Capric/caprylic trigyceride VS glycerin - what's the difference

AVisotskyAVisotsky Member
edited August 2019 in Science
Hello, dear chemists. Could you please explain in a layman language why Caprylic/capric triglyceride doesn't have the same properties as glycerin?
One of my customers (who is avoiding glycerin) is asking based on this description:

"Capric/caprylic triglycerides are naturally occurring in coconut and palm kernel  oils at lower levels  but to make this pure ingredient, the oils are split and the specific fatty acid (capric acid and caprylic acid are isolated and recombined with the glycerin backbone to form the pure capric/caprylic triglyceride which is then further purified (bleached and deodorized) using clay, heat, and steam. No other additives or processing aids are used."

I'd really appreciate your insights,

Comments

  • PerryPerry Administrator, Professional Chemist
    edited August 2019
    It all comes down to the existence of -OH (oxygen/hydrogen) bonds in Glycerin that are not present in Carpic/Caprylic triglycerides. 

    This is a vast simplification but in general molecules that have -OH groups tend attract water. Thus glycerin is a humectant.

    Triglycerides have no free -OH groups plus they have a large segment of carbon-hydrogen bonds. So, they do not attract water or behave in a humectant way like glycerin.

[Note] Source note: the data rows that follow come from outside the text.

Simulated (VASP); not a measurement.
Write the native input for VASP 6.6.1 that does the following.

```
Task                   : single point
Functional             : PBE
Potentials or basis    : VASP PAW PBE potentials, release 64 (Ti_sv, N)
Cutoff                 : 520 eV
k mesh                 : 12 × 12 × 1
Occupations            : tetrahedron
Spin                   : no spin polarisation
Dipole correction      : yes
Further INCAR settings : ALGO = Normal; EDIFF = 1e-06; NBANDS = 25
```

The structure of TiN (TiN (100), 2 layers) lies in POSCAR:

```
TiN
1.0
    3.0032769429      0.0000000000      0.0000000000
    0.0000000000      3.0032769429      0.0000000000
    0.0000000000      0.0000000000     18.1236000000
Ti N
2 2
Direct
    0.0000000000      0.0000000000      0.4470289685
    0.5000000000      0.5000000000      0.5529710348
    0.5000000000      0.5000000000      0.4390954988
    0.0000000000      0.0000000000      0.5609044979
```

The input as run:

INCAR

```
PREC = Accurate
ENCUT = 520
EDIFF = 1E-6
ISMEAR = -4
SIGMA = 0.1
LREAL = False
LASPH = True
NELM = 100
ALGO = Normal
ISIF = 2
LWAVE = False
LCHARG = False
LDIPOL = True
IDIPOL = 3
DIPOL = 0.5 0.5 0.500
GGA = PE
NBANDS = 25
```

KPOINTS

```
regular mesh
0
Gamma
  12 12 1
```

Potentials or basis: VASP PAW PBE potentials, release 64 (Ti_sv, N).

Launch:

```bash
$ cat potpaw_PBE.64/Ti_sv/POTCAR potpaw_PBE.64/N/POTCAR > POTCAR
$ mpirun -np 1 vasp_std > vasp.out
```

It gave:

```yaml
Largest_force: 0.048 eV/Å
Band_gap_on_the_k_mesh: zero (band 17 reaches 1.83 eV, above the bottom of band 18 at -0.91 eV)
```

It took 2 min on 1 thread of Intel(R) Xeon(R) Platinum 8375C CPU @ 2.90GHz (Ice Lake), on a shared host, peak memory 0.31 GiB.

    When capric/caprylic triglycerides are made, the glycerin used to make them is used up in the chemical reaction. It no longer has any of the properties that glycerin once had.

    This is true of most any chemical reaction. Hydrogen is a gas and Oxygen is a gas but when you combine them to make water, you get a completely different molecule which behaves in a completely different way.